Another fun one for reproducibility -- rounding. It can happen when compiled for multiple architectures, compiling a second time with different optimizations, .... Things like normal random numbers are generated through _some_ kind of rejection sampling, and crossing that threshold from different rounding behavior will give you a wildly different result. Even if all your application code is tolerant of small perturbations, the result isn't reasonably reproducible.
Another way things go wrong with the prng tree idea (assuming the implementation is correct and you actually have independent streams) is race conditions in other parts of your code. E.g., say you have two workers reading a queue and using fancy tree-based randomness. You don't have "race" conditions (data races) in safe Rust without a compiler bug, but the language doesn't define which worker will read which item from the queue. You wind up using a different part of the stream for different inputs.
With the counter-based RNG approach, apparently one idea is that you uniquely identify child nodes in your tree somehow. That is, each work unit is a node with a unique ID that's deterministically assigned and has nothing to do with random number generation at all. Then you use that to pick the random stream.
An API that uses split or jump seems a little easier to screw up.
Here is a trivial shuffle algorithm that is completely unbiased and only requires an unbiased coin (or random number generator giving bits):
1. Randomly assign each element to list A or list B.
2. Recursively shuffle lists A and B.
3. Concatenate lists A and B.
To prove it's correct, note that assigning a random real number to each element and sorting based on that number is an unbiased shuffle. Then we note the above does in fact do that by considering the fractional base-2 expansion of the random numbers, and noting the above is in fact a base-2 radix sort of these numbers. We can sort these random real numbers even though they have an infinite amount of random bits, as we can stop expanding the digits when the prefix of digits is unique (which corresponds to the event that a list is down to a single element).
I call the above algorithm RadixShuffle. You can do it in base-2, but also in other bases. For base-2 you can make it in-place similar to how the partition for Quicksort is implemented in-place, for other bases you either have to do it out-of-place or in two passes (the first pass only counting how many elements go in each bucket to compute offsets).
The above can be combined with a fallback algorithm for small N such as Fisher-Yates. I believe even though the above is N log N it can be faster than Fisher-Yates for larger N because it is exceptionally cache-efficient as well as RNG-efficient whereas Fisher-Yates requires a call to the RNG and invokes an expected cache miss for each element.
---
Another fun fact: you can turn any biased memoryless coin into an unbiased one with a simple trick. Throw the coin twice, if it gives HH or TT you throw away the toss, if it's HT or TH you use the first toss as your unbiased coin.
This works because if p is the probability that heads comes up we have:
HH: p^2
HT: p(1-p)
TH: (1-p)p
TT: (1-p)^2
Naturally, p(1-p) and (1-p)p are equiprobable, thus if we reject the other outcomes we have distilled an unbiased coin out of our biased coin.

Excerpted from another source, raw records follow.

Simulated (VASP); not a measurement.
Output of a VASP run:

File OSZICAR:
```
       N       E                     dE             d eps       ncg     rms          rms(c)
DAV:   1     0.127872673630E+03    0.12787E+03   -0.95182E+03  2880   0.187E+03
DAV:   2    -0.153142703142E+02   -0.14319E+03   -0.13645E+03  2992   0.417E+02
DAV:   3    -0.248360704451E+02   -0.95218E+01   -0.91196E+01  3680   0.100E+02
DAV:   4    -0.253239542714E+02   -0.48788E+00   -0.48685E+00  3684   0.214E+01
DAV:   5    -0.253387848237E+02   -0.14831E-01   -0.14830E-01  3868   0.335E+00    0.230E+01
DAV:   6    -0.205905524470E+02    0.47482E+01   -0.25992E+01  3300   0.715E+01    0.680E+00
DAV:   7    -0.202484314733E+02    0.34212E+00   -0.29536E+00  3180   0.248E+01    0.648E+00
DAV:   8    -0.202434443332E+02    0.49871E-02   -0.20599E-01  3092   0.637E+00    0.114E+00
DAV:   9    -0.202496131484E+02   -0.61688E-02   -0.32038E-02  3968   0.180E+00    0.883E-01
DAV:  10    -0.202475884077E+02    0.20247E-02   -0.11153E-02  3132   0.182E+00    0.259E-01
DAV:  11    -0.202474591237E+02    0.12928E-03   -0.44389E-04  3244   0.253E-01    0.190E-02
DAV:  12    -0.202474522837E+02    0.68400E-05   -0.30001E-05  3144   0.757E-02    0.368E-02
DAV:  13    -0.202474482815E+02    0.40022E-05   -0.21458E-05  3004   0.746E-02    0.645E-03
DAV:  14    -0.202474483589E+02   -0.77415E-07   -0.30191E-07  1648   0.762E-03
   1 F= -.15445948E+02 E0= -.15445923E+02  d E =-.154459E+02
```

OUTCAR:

I was able to make a variant of the higher-base version that runs in a single pass, by stopping when one partition fills up and using a different method for the remaining (asymptotically few) elements. I described the idea, which is based on another effort called MergeShuffle, here: https://mlochbaum.github.io/BQN/implementation/primitive/ran...
Performance-oriented library with no benchmarking instructions, fun. I get 850ms to shuffle 32-bit integers up to 1e8 with this library versus 400ms in BQN (•rand.Deal•_timed 1e8). However, BQN also has a large advantage at smaller sizes, such as 425us versus 120us for 1e5 elements, so a lot of this may be the random number generator. I haven't figured out how to get PCG working yet. BQN uses wyrand which is faster but I now know has quality issues (can't even generate every possible output; I need to update the page I linked...).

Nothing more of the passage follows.